This was all very well so long as the original mortgage liabilities were being paid back on time. But things gradually started to unravel as defaults began to rise among the original subprime debtors. Purchasers of what were thought to be lucky bags suddenly found themselves holding onto a lot of bags of woe.

Still, one may argue that surprise is, after all, part of the fun of buying a lucky bag. Very true. But there is a slight difference when the lucky bags in question are financial ones.

The woe does not necessarily stop with the purchaser. He may have borrowed money from somebody else to buy the bag, in the hope that the contents would yield ample rewards out of which he could easily pay back the lender. In the event this strategy goes awry because of the bag’s disappointing contents, however, the borrower may have to sell off other assets, such as stocks, to repay his debts.

If he cannot raise enough cash to meet his obligations, then it will be the lender who may get into difficulties. He may have his own debts to repay. And so the contagion spreads, drawing more and more people into the financial maelstrom along the way.

All this begs the question: Why are so many people going in for the lucky bag gamble these days? There are two answers.

One, it has been so easy to borrow to gamble because interest rates are low everywhere. Two, it has been so difficult to make your assets earn profitable yields because interest rates are low everywhere. The two answers are clearly two sides of the same coin.

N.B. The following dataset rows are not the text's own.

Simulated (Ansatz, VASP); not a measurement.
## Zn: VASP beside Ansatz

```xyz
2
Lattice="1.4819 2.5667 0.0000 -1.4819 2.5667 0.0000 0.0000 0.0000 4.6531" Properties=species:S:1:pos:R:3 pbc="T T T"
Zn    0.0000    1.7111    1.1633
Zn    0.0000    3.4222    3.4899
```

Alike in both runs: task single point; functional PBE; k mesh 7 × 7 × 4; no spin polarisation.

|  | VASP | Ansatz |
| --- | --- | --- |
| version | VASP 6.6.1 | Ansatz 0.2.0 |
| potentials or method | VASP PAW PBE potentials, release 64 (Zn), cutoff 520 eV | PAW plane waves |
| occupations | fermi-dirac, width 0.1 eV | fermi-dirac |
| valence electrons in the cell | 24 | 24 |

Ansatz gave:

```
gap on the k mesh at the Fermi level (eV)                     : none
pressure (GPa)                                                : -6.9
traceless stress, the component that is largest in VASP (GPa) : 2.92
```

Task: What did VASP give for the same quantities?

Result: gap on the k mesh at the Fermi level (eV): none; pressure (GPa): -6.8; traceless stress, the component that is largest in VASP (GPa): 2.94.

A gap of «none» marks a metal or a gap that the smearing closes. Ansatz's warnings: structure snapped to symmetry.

And for the low interest rates that lie at the root of the problem, it is Japan that has a lot to answer for. With all that cheap and abundant yen swishing around the globe, it is no wonder people have taken to running after financial lucky bags only to find they have opened up a Pandora’s box of financial woe.

More than ever, Japan owes it to the rest of the world to normalize its interest rates.

Noriko Hama is an economist and a professor at Doshisha University Graduate School of Business.